In the early days of computers, text was stored in a simple way. Usually, one byte was used per character giving you the ability to use up to 128 different characters. (Back then the number of bits in a byte was not universally agreed, so the smallest regularly used byte length – 7 bits – was used.) Different computer systems would come up with a different set of characters (and control characters) which suited their needs.
Soon, people started needing to move text between different systems. In 1968, US President Lyndon B. Johnson announced that the federal government would only use computers which supported ASCII – an earlier encoding designed primarily for use on teleprinters.
ASCII turned out not to be the best solution, but it had a lasting impact – everything you’ve read so far in this article is effectively written in ASCII.
The first major problem encountered with ASCII is when it was used outside of the US. Here in the UK, an obvious problem appeared – there was no ‘£’ character. As a result, the UK made it’s own variation of ASCII. Then France tried it out, and realized there was no ‘à’, ‘ç’, ‘é’ and so on, so they made their own version of ASCII. Soon, there were dozens of different versions of ASCII used in different parts of the world.
Of course, ASCII was almost completely useless in countries which use non-latin alphabets. Unfortunately, vital internet infrastructure like email protocols were only designed to deal with 7 bit character encoding, meaning only very restricted versions of languages like Japanese (which has around 50,000 characters!) could be used.
The answer to these two problems at first seemed simple – use more bits and encode every character in use today. And thus, in 1991, Unicode was born.
Unicode started as a 16 bit character encoding, allowing it to encode 65,536 characters. All currently used characters worldwide except for the rarest Chinese characters were encoded. As a bonus, to ensure backwards compatibility in the west, the first 128 characters are identical to ASCII.
But of course, as with all which came before it, Unicode proved to not have enough space for what everyone wanted to do with it – this time only 5 years after it’s initial release.
However, instead of being replaced, Unicode evolved. Unicode now refers to a range of different encodings which all map onto the Universal Character Set – a list of characters along with a unique name and a unique integer called it’s code point.

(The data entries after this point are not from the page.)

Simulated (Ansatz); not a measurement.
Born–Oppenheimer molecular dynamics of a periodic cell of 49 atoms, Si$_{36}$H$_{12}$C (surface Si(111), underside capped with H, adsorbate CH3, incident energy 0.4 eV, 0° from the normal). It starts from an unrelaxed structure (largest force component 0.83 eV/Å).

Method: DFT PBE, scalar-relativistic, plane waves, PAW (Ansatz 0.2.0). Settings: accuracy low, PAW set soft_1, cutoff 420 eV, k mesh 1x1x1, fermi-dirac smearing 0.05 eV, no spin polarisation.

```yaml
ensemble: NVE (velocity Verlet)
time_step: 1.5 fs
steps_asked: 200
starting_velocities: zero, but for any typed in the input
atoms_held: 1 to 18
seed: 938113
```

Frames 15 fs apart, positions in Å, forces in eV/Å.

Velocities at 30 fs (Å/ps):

The Universal Character Set originally contained only the 65,536 characters available within Unicode, but has now grown to contain over 110,000 characters, including everything from Ancient Egyptian to Emoji.
Encoding, however, remained a concern. The number of bits required for text had already raised from 7, to 8, to 16 over the years. As a result, variable length Unicode encodings like UTF-8 – the most common encoding on the internet – emerged. Most regular English text will require one byte per character, and up to 3 more bytes are used if required. Formulas allow these variable length codes to map onto any of the 1 million+ code points in Unicode.
Unicode covers much more than just encoding, including a rules and algorithms for displaying and transforming text, but I hope this has given you a good starting point.